When things appear to be healthy in the psyche, one is felt to be “a subjective experience of the world”. So in a strange way, *that* is a big component of “the world”, and one we don’t usually consider: that “the world” is a subjective experience. Yes, it is had by many people. But it being subjective doesn’t mean that it’s an illusion. It simply means that you can’t strip away “the world” from “subjectivity”. Ah, but our culture pretends to, doesn’t it! Our culture pretends that “the world” is something out there that exists beyond our subjectivity, and that we get a glimpse of it through our visor-machines. That may be so! But it doesn’t change the fact that our experience of life is a subjective one, no matter how tight we huddle together as group, no matter how strongly we identify as a collective. We are “alone” in a fundamental way, alone in our subjectivity. And there’s nothing bad (or good) about that, it simply “seems” to be the way things are for us, at this point in time (and space).
So, once again: that is why, for Jung, the battle arena where these cosmic dramas are played out is the psyche. Or, at least, it is the psyche just as much as the world is. We already accept that the world is that; but we don’t accept that the psyche plays just an important role in “our lives” as the world does, which is ironic, considering “our lives” are “our psyches”.
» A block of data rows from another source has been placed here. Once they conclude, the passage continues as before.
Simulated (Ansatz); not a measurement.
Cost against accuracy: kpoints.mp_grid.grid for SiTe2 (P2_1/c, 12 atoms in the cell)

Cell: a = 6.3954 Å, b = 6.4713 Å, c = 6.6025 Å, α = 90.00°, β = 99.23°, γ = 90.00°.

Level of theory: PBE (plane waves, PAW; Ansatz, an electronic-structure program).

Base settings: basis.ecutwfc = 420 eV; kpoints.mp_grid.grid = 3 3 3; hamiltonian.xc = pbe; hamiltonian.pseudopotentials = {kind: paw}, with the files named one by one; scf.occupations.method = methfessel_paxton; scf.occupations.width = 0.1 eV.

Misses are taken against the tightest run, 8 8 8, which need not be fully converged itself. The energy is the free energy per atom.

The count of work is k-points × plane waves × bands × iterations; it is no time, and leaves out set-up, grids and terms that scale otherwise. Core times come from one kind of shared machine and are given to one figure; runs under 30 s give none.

So let’s return to Philip K Dick. Dionysus is hiding from Apollo, and can only come out in hidden ways. Dick tends to portray this as a prelude to an overthrow, a certain coup, by which Dionysus will “trick” the censorship of the ego and establish a new reign, a reign of peace and beauty. Now, I don’t want to “strawman” Dick: I love the Exegesis, and I don’t think his thought is so simple as I have described it. He contemplates the nuances of what that would imply, the moral nuances — that evil might not be simply evil, that it may not be a question of overthrowing the evil rule, etc. However, I still want to comment on this “strawman” version of his theory, because regardless of whether it’s representative of him or not, it seems to be to be representative of a certain strand of dualistic thinking (that I have, too) that I want to investigate.
Dionysus will overthrow the evil king. At one level, I do think this is the case, because I do believe in evil. I do think that, as metaphorical as it may be, “good” will beat “evil”. But, at the same time, I agree with Jung: there is a balance stricken in this defeat. And this is a paradox! Good and evil will balance with each other, and in this process, good will win and evil will be defeated — despite them reaching a balance that seems to deny the possibility of victory and defeat! I do believe that that is the case. It is paradoxical precisely because it is internal, it is a process of the inner world, where time and space don’t exist in the same way that they do in the material world, and therefore, the whole concept of causality and “logic”, also work in different ways.
So, what I’m trying to get at is this: the of Dionysus as an underground character that can only come out into the light in hidden ways, seems to be to describe things in a mythological way, in a dream way. Dionysus is underground. It’s not that he’s “trapped” underground: it’s that he is lunar. Apollo is the reigning culture. Not because he has usurped power, but because he is solar, he is “what is seen”, he is the surface, what isn’t hidden. So Dick’s reading of an overthrow is correct in one sense, but too literal in another in my opinion (again, I think he covers this at length in the Exegesis, I’m just using him as an intellectual sparring buddy at the moment. Also, I can’t remember the Exegesis that well, so sadly all that remains is my naive take on his ideas! Hopefully, I think my aims are aligned with his, so let me arrogantly assume that I’m fighting on his side, despite “battling” his ideas in this text. We must be the ruthless critics of ourselves, etc).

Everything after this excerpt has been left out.